New technology and the Web have rendered traditional public relations useless. The digitized global economy is transforming entire industries, and also the way in which consumers and the media acknowledge and handle brand messages.
Despite the complexity, however, five valuable words are enough to summarize the most important trends
PR is not about press releases anymore. No brand can sustain its image without media, and today’s consumers are primarily active on social media. This makes it the first focus of any PR officer today. Billions of people and brands communicate daily on it and no PR expert can afford to ignore it as a conduit to consumers, bloggers, and traditional media.

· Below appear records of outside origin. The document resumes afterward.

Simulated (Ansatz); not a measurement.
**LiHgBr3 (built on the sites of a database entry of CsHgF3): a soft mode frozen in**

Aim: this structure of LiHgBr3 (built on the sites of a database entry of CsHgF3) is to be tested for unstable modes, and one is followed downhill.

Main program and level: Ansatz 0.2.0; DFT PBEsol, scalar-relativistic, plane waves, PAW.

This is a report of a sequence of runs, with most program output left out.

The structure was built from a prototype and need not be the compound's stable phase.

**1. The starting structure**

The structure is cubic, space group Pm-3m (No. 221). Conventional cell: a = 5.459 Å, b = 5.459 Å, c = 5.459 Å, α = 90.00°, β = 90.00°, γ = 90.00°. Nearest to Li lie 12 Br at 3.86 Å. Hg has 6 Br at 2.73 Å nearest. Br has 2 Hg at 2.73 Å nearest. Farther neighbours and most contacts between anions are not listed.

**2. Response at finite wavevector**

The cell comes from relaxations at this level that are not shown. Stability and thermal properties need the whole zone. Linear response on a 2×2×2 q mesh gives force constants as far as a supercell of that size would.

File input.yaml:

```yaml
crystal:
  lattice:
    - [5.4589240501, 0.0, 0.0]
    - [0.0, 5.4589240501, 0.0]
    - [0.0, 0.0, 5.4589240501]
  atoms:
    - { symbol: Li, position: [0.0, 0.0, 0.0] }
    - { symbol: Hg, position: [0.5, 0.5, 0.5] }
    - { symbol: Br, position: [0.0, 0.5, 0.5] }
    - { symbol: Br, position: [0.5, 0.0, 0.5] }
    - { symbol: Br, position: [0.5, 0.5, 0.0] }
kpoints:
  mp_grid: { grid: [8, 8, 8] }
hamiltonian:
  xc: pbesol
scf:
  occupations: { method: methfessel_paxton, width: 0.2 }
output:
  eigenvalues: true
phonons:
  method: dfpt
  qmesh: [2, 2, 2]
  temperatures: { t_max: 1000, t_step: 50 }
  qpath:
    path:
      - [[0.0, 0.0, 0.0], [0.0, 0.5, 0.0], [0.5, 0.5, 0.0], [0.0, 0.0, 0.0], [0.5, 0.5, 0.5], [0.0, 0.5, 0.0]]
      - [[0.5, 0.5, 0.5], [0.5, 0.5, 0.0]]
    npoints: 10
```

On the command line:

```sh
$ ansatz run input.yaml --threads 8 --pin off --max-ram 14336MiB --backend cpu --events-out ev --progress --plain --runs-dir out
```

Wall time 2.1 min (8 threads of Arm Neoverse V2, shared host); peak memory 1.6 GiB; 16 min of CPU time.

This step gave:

The new generations of consumers increasingly use social media to research brands, publish and share its opinions on products, and recommend or disparage services. Finding the right approach to social media in terms of tone, tenor, and language, is a creative challenge to communicating the right message the right way
Although the word influencer is vastly overused, real influencers do exist in the online world beyond any shade of doubt. There are already dozens of influencer-marketing platforms, adding to PR people’s media monitoring challenges.
Bloggers specialize in specific industries or product niches. Software developers create fora to scrutinize online services and apps. Consumers create review sites that enjoy millions of visits every month. This is all influencer marketing that any PR agency should have in mind when developing a PR strategy or performing crisis PR.
Google News tells us that 2016 saw some 72 million news stories published online
This makes 200,000 of them a day – and the number is growing. Can a PR agency rise to the challenge of monitoring this number? Can a PR professional provide reliable reputation management service without sophisticated media monitoring? Nope!
Media monitoring is among the top needs of those who seek professional PR. Without thorough media monitoring, PR is simply failing its clients as it becomes unable to measure their campaign efficiency or hone it in any meaningful way.
Gone are the days when PR firms could plausibly claim the ability to reach everyone within a country or region. Consumers are overwhelmed with information from so many directions that only professional media monitoring can follow and analyze them adequately.
This frees PR firms to direct their efforts at defined, narrow target audiences where any brand message would resonate most loudly and reach the greatest impact.
Proper media monitoring data allows PR agencies to spend time selecting the channels through which the message would be delivered to these specific groups. Snapchat users differ from Facebook users, from LinkedIn users, from Pinterest users, from Twitter users.
Digital storytelling will rule the world of PR in the years to come, according to research by the USC Annenberg Center for Public Relations and the Association of National Advertisers. Some 88 percent of public relations professionals surveyed identified digital storytelling as today’s most important PR industry trend.
As distinct from the press releases of yore, consumers and journalists expect digital stories that are more akin to articles or other creative content. This increasingly makes flexible PR agencies look for contributors who can both draft a compelling digital story or publish it on sites or blogs that are not burdened with tedious corporate-style media releases.
Those are the most important trends in PR at the down of 2020 but the industry will witness even more reshuffling with the emergence of more advanced online mediums and communication channels.